Chapter 35
Salvation to the Jews
[This chapter is based on the Epistle to the Romans.]
After many unavoidable delays, Paul at last reached Corinth, the scene
of so much anxious labour in the past, and for a time the object of deep
solicitude. He found that many of the early believers still regarded him
with affection as the one who had first borne to them the light of the
gospel. As he greeted these disciples and saw the evidences of their
fidelity and zeal he rejoiced that his work in Corinth had not been in
vain.
The Corinthian believers, once so prone to lose sight of their high
calling in Christ, had developed strength of Christian character. Their
words and acts revealed the transforming power of the grace of God, and
they were now a strong force for good in that centre of heathenism and
superstition. In the society of his beloved companions and these faithful
converts the apostle's worn and troubled spirit found rest.
During his sojourn at Corinth, Paul found time to look forward to new
and wider fields of service. His contemplated journey to Rome especially
occupied his thoughts. To see the Christian faith firmly established at
the great centre of the known world was one of his dearest hopes and most
cherished plans. A church had already been established in Rome, and the
apostle desired to secure the co-operation of the believers there in the
work to be accomplished in Italy and in other countries. To prepare the
way for his labours among these brethren, many of whom were as yet
strangers to him, he sent them a letter announcing his purpose of visiting
Rome and his hope of planting the standard of the cross in Spain.

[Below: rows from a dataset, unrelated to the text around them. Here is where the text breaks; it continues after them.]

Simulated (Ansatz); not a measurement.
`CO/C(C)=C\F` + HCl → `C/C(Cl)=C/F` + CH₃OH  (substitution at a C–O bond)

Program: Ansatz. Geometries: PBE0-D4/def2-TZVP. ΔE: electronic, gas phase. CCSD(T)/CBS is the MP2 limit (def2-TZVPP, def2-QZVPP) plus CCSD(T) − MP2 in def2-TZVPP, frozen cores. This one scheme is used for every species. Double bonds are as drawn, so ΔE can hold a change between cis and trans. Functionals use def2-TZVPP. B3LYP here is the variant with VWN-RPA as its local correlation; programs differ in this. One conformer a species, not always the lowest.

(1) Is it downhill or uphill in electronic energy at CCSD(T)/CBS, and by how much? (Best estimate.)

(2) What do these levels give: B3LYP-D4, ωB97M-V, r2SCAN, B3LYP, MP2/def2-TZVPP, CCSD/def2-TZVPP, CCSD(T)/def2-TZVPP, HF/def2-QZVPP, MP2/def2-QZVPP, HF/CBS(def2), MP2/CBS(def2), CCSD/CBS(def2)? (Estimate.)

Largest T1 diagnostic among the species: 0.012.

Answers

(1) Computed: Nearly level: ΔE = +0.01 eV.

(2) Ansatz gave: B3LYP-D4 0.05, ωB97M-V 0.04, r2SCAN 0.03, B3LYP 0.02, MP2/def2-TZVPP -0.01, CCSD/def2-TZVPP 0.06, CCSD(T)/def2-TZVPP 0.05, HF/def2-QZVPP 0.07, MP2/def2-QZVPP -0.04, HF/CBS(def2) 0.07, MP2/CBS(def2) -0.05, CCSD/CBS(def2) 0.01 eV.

In his epistle to the Romans, Paul set forth the great principles of
the gospel. He stated his position on the questions which were agitating
the Jewish and the Gentile churches, and showed that the hopes and
promises which had once belonged especially to the Jews were now offered
to the Gentiles also.
With great clearness and power the apostle presented the doctrine of
justification by faith in Christ. He hoped that other churches also might
be helped by the instruction sent to the Christians at Rome; but how dimly
could he foresee the far-reaching influence of his words! Through all the
ages the great truth of justification by faith has stood as a mighty
beacon to guide repentant sinners into the way of life. It was this light
that scattered the darkness which enveloped Luther's mind and revealed to
him the power of the blood of Christ to cleanse from sin. The same light
has guided thousands of sin-burdened souls to the true Source of pardon
and peace. For the epistle to the church at Rome, every Christian has
reason to thank God.
In this letter Paul gave free expression to his burden in behalf of the
Jews. Ever since his conversion, he had longed to help his Jewish brethren
to gain a clear understanding of the gospel message. "My heart's
desire and prayer to God for Israel is," he declared, "that they
might be saved."
It was no ordinary desire that the apostle felt. Constantly he was
petitioning God to work in behalf of the Israelites who had failed to
recognise Jesus of Nazareth as the promised Messiah. "I say the truth
in Christ," he assured the believers at Rome, "my conscience
also bearing me witness in the Holy Ghost, that I have great heaviness and
continual sorrow in my heart. For I could wish that myself were accursed
from Christ for my brethren, my kinsmen according to the flesh: who are
Israelites, to whom pertaineth the adoption, and the glory, and the
covenants, and the giving of the law, and the service of God, and the
promises; whose are the fathers, and of whom as concerning the flesh
Christ came, who is over all, God blessed forever."
The Jews were God's chosen people, through whom He had purposed to
bless the entire race. From among them God had raised up many prophets.
These had foretold the advent of a Redeemer who was to be rejected and
slain by those who should have been the first to recognise Him as the
Promised One.
The prophet Isaiah, looking down through the centuries and witnessing
the rejection of prophet after prophet and finally of the Son of God, was
inspired to write concerning the acceptance of the Redeemer by those who
had never before been numbered among the children of Israel. Referring to
this prophecy, Paul declares: "Esaias is very bold, and saith, I was
found of them that sought Me not; I was made manifest unto them that asked
not after Me. But to Israel He saith, All day long I have stretched forth
My hands unto a disobedient and gainsaying people."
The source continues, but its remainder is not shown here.